If, then, a continuous radio-frequency signal within the frequency range of interest is presented at port 1 then that signal will be amplified by amplifier 11 during that part of the time-cylce that amplifier 11 is energized and appear in amplified form at port 2; from there it will be passed out to the leaky feeder but will also be passed through switch 14 and filter 15 to the radio-frequency amplifier 13 and thence be demodulated at 17. If as will normally be the case during a radio conversation in simplex mode there is no similar signal being received from the leaky feeder at port 2 at that same time then there will correspondingly be no radiofrequency signal passed by switch 14 and filter 15 to amplifier 13 during the part of the time-cycle that amplifier 12 is energized.In these circumstances the output signal from the demodulating circuit 17 will take the form of a square wave having a periodicity equal to that of the switching time-cycle as governed by the oscillator 16. Similarly, if a continuous incoming signal should be present at port 2 but not at port 1 then a corresponding square wave will be derived at 17 but in this case in opposite phase with respect to the oscillator 16.

Any such square wave derived at 17 is amplified by amplifier 18 and passed to a phase-sensitive detector 19 in addition to a steady DC bias voltage.

Also passed to the phase-sensitive detector 19 is a reference signal from the oscillator 16. Two output signals from the phase-sensitive detector 19 in mutual antiphase are applied respectively to the amplifiers 11 and 12 at DC-A and DC-B as the supply or control voltages causing one or the other of them to be energized at any one time.

It will be clear to those skilled in the art that with the appropriate senses of signal phasing and polarity set at the phase-sensitive detector 19 the arrangement depicted in Figure 2will thus provide the necessary operation that in the-absence of any signal being received either at port 1 or port 2 the corresponding output voltages from the phase-sensitive detector 19 will cause the two amplifiers 10 and 11 to be energized alternately at the rate determined by the frequency of the oscillator 16.

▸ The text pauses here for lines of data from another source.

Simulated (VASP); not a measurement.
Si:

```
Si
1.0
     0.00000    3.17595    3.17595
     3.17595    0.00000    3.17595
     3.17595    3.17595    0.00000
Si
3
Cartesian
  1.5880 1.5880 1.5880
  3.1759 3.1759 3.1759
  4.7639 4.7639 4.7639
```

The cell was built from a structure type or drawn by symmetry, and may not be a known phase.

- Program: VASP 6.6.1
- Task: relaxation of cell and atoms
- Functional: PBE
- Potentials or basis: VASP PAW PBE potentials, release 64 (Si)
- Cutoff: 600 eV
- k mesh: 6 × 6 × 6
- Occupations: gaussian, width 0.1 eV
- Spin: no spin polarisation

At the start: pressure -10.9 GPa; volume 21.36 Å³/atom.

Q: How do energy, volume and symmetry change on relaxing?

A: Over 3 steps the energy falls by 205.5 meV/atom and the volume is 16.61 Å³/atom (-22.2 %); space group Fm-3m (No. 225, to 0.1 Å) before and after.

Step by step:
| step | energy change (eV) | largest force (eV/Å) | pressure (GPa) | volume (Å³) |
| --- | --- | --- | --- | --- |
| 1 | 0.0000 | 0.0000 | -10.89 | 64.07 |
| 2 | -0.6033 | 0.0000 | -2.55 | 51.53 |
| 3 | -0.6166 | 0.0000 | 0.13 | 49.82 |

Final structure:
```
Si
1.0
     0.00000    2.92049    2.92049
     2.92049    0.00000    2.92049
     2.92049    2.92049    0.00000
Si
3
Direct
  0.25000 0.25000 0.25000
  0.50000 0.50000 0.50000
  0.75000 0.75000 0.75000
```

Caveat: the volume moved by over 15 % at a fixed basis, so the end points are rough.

If, now, an incoming signal should be presented by the leaky feeder at either port 1 or port 2, causing on subsequent demodulation and amplification a square-wave signal sufficient in amplitude to over-ride the steady DC bias applied to the phasesensitive detector 19, then the supply or control voltages DC-A and DC-B will no longer alternate in sympathy with the oscillator time-cycle but will latch in a condition that steadily energizes the appropriate amplifier 11 or 12 for the duration of the incoming signal.

It will be understood that during such steady energization of one or other of amplifiers 11 and 12 the switch 14 continues to alternate in sympa -thy with the oscillator time-cycle so as to maintain the square-wave signal to the phase-sensitive detector 19 and thus in turn to maintain the steady energization.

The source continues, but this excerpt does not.